This is the notebook where I pull the list of probable pitchers from b-ref

In [1]:
import warnings
warnings.simplefilter(action='ignore', category=FutureWarning)

import matplotlib.pyplot as plt
import pandas as pd
import requests
import urllib.request
import numpy as np
import math
from datetime import date

from bs4 import BeautifulSoup

In [2]:
# Request setup
url = "https://www.baseball-reference.com/previews/"

with urllib.request.urlopen(url) as response:
    html = response.read()

soup = BeautifulSoup(html, 'html.parser')


In [3]:
# Get the list of probables
probables = []
probables = pd.DataFrame()

# We're going to loop through this list of matchups
matchups = soup.find_all('div', class_='game_summary nohover')

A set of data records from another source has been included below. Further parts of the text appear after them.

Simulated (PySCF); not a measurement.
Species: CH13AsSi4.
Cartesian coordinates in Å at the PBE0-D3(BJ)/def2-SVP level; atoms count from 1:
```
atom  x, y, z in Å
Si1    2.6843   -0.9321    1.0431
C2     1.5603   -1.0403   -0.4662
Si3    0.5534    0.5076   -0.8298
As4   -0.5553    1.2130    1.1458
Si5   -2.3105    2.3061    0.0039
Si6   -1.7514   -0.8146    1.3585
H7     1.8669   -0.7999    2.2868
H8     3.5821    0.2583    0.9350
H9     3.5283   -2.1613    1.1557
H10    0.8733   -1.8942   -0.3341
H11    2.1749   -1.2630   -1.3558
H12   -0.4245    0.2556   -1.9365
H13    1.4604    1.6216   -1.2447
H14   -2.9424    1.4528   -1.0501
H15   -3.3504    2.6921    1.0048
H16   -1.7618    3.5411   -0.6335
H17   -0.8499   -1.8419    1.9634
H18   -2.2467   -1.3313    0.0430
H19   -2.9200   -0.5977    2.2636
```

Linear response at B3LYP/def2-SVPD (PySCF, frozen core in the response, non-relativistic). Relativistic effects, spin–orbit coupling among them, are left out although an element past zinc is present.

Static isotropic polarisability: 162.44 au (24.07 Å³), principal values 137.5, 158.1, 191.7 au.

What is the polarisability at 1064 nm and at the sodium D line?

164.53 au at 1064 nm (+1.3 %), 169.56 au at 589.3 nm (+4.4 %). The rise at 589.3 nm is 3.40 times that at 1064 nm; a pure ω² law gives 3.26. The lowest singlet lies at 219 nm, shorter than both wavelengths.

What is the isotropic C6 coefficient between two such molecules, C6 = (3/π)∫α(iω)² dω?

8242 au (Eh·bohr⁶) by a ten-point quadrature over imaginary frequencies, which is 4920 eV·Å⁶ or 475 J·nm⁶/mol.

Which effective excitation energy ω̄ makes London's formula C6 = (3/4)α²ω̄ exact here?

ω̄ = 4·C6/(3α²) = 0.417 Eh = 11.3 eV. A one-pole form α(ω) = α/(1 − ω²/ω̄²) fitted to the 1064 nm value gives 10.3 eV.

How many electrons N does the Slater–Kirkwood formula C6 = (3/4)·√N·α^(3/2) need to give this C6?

# For each matchup in the full list of matchups
for matchup in matchups:
    # Get the first pitcher's name
    p1_name = matchup.find_all('a')[3].text
    
    # Get the first pitcher's code
    try: p1_code = matchup.find_all('a')[3].get('href').split("/")[5].split(".")[0]
    except: p1_code = np.nan
    
    # Get the first pitcher's team
    team1 = matchup.find_all('strong')[0].text

    # Get the second pitcher's name
    p2_name = matchup.find_all('a')[4].text
    
    # Get the second pitcher's code
    try: p2_code = matchup.find_all('a')[4].get('href').split("/")[5].split(".")[0]
    except: p2_code = np.nan
    
    # Get the second pitcher's team
    # Had to add a function that handles if there is a debut in the matchup,
    # Which would otherwise change the list of 'strong' divs in the matchup
    debut_adj = math.ceil(len(matchup.find_all('strong'))/2)
    team2 = matchup.find_all('strong')[debut_adj].text

    # Create a dictionary for the first pitcher and their matchup
    pitcher1 = {
        'date':date.today(),
        'name':p1_name,
        'code':p1_code,
        'for':team1,
        'against':team2
    }

    # Create a dictionary for the second pitcher and their matchup
    pitcher2 = {
        'date':date.today(),
        'name':p2_name,
        'code':p2_code,
        'for':team2,
        'against':team1
    }

    # Put both pitchers into a list of probable matchups, separately
    probables = probables.append(pitcher1, ignore_index=True)
    probables = probables.append(pitcher2, ignore_index=True)

probables

Unnamed: 0,date,name,code,for,against
0,2023-09-13,Taj Bradley,bradlta01,TBR,MIN
1,2023-09-13,Dallas Keuchel,keuchda01,MIN,TBR
2,2023-09-13,Jameson Taillon,taillja01,CHC,COL
3,2023-09-13,Ty Blach,blachty01,COL,CHC
4,2023-09-13,Logan Allen,allenlo02,CLE,SFG
5,2023-09-13,Kyle Harrison,harriky01,SFG,CLE
6,2023-09-13,Andrew Wantz,wantzan01,LAA,SEA
7,2023-09-13,Luis Castillo,castilu02,SEA,LAA
8,2023-09-13,Drew Rom,romdr01,STL,BAL
9,2023-09-13,Kyle Gibson,gibsoky01,BAL,STL


In [4]:
# Export to csv
probables.to_csv('probables.csv',index = False)